US 12,437,199 B2
	Activation compression method for deep learning acceleration
Zhi-Gang Liu, Westford, MA (US); and Matthew Mattina, Boylston, MA (US)
Assigned to Arm Limited, Cambridge, MA (US)
Filed by Arm Limited, Cambridge (GB)
Filed on Jan. 25, 2021, as Appl. No. 17/157,319.
Claims priority of provisional application 63/117,728, filed on Nov. 24, 2020.
Prior Publication US 2022/0164663 A1, May 26, 2022
Int. Cl. G06N 3/082 (2023.01); G06F 7/523 (2006.01); G06F 9/50 (2006.01); G06F 17/16 (2006.01); G06N 3/084 (2023.01)
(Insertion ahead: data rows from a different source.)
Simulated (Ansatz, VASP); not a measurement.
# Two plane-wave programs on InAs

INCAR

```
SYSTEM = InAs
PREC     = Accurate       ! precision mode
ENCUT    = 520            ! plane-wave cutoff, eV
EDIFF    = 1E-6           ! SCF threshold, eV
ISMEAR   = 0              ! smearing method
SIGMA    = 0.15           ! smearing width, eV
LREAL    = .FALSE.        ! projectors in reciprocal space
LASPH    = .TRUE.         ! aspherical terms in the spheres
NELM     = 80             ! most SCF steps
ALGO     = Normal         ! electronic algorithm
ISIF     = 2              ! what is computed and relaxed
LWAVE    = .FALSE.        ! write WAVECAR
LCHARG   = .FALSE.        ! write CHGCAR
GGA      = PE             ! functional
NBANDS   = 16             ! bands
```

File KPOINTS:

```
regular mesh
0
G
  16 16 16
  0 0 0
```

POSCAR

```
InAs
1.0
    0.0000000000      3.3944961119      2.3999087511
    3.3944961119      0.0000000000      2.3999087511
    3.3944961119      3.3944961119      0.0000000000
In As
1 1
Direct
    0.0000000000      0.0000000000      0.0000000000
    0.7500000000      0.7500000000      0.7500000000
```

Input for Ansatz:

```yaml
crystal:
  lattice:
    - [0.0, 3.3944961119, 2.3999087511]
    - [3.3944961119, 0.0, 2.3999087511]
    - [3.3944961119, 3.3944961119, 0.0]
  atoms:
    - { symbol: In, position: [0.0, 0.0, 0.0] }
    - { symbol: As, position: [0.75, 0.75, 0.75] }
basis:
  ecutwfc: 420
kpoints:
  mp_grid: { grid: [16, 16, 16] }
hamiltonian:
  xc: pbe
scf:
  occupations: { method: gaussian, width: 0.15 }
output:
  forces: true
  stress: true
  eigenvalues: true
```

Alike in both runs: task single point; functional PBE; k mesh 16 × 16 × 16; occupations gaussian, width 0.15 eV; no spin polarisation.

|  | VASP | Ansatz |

CPC G06N 3/082 (2013.01) [G06F 7/523 (2013.01); G06F 9/5027 (2013.01); G06F 17/16 (2013.01); G06N 3/084 (2013.01)]

17 Claims

1. A system, comprising:

a processor, coupled to a memory, configured to:

generate, based on an input tensor, a number of basic block matrices, each basic block matrix including a number of elements, the input tensor being an input feature map to a convolutional layer of a plurality of convolutional layers of a neural network and the elements of the basic block matrix being activation values,

generate a sequence of compressed basic block matrices including, for each basic block matrix in a forward path of the convolutional layer:

dynamically prune the elements of the basic block matrix, the dynamic pruning of the elements of the basic block matrix including selecting a number k of the largest activation values of the basic block matrix based on the magnitude of the activation values and a sparsity value,

generate a mask for the basic block matrix, each mask including a number of bits, each bit in each mask having a first value when a corresponding activation value of the basic block matrix is one of the k largest activation values of basic block matrix, and having a second value when a corresponding activation value of the basic block matrix is not one of the k largest activation values of the basic block matrix, and

compress the basic block matrix to generate a compressed basic block matrix containing the k largest activation values of the basic block matrix; and

re-sequence each row of a weight matrix into a sequence of weight groups based on the sequences of compressed basic block matrices;

a matrix multiply accelerator (MMA), coupled to the processor and the memory, configured to:

multiply, based on the masks, the compressed basic block matrices and a weight matrix to generate an output matrix as an output feature map of the convolutional layer,

where the MMA includes:

a first register configured to store the masks and elements of a compressed basic block matrix;

a second register configured to store elements of the weight matrix;

a third register configured to store the output matrix;

an array of processing elements (PEs), coupled to the first, second and third registers, each PE including:

a first multiplexer configured to receive a weight group within the sequence of weight groups, and selectively output a first weight based on a first data selection signal;

a second multiplexer configured to receive the weight group within the sequence of weight groups, and selectively output a second weight based on a second data selection signal;

a data selection circuit, coupled to the first and second multiplexers, configured to receive a mask corresponding to a compressed basic block matrix within the sequence of compressed basic block matrices and generate the first and second data selection signals based on the mask;

a first multiplier circuit, coupled to the first multiplexer, configured to receive a first element from the compressed basic block matrix and the first weight selectively output by the first multiplexer, multiply the first element and the first weight to generate a first intermediate product, and output the first intermediate product;

a second multiplier circuit, coupled to the second multiplexer, configured to receive a second element from the compressed basic block matrix and the second weight selectively output by the second multiplexer, multiply the second element and the second weight to generate a second intermediate product, and output the second intermediate product; and

an accumulator circuit, coupled to the first and second multiplier circuits, configured to receive the first and second intermediate products and accumulate the first and second intermediate products into a value for one element of the output matrix.